Who knew there's a reclusive author out there who makes the late J.D. Salinger look like an extrovert?
Britain's Daily Mail managed to score a rare and prized interview with Harper Lee, author of To Kill a Mockingbird, in honor of the 50th anniversary of the book. The catch? She won't talk about the book. Or anything relating to the book. The extent of the interview:
"Thank you so much,’ she told me. ‘You are most kind. We’re just going to feed the ducks but call me the next time you are here. We have a lot of history here. You will enjoy it."
Something tells me she won't be hitting up Oprah next. But I found it kind of charming. You've got to respect a writer who either knows her limitations, and didn't force a bunch of less satisfying books into the market just to prove she could do it again; or who simply decided she was Over It and didn't want to publish anymore.

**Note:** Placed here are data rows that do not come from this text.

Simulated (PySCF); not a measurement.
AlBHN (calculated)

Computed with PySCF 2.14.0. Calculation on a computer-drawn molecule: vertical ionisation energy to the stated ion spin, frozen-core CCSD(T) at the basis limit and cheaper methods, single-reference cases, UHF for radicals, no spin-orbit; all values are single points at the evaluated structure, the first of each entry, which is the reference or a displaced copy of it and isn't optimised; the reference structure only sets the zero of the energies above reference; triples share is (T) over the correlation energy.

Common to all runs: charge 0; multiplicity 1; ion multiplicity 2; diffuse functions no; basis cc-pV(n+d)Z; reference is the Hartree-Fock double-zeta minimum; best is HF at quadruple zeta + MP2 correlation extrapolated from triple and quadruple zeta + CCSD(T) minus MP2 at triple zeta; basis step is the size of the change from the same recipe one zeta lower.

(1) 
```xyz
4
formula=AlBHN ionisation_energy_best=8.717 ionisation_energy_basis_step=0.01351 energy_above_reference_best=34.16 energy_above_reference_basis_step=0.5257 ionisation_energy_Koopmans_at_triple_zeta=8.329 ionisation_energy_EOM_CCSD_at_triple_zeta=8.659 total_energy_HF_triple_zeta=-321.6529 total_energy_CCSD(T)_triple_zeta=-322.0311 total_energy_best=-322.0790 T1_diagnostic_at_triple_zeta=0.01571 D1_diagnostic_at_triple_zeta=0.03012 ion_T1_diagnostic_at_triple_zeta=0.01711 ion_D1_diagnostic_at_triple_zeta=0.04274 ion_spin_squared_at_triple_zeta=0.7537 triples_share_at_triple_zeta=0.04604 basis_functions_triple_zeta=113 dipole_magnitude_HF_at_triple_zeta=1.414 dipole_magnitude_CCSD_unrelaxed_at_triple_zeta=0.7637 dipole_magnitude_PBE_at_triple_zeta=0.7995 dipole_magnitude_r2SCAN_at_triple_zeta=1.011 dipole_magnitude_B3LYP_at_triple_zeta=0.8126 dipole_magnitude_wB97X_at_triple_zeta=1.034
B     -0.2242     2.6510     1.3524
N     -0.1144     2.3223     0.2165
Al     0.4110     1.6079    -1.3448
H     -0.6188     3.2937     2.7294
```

Of course, there's the "what literature could we have had?" argument. But while I'd be curious about that, I don't think authors really owe us anything. And I don't think I'd trade the impact of, say, Franny and Zooey for a drawn-out, increasingly morbid and self-obsessed canon (sorry, messieurs Roth and Updike).
And this article reminded me that I really do need to read To Kill a Mockingbird (instead of saying I'd read it when, really, I'd just "read" the Gregory Peck version). It's a sad fact of my public school education, English major career, and general American Lit devotion that I've managed to avoid it so far. This summer, I swear!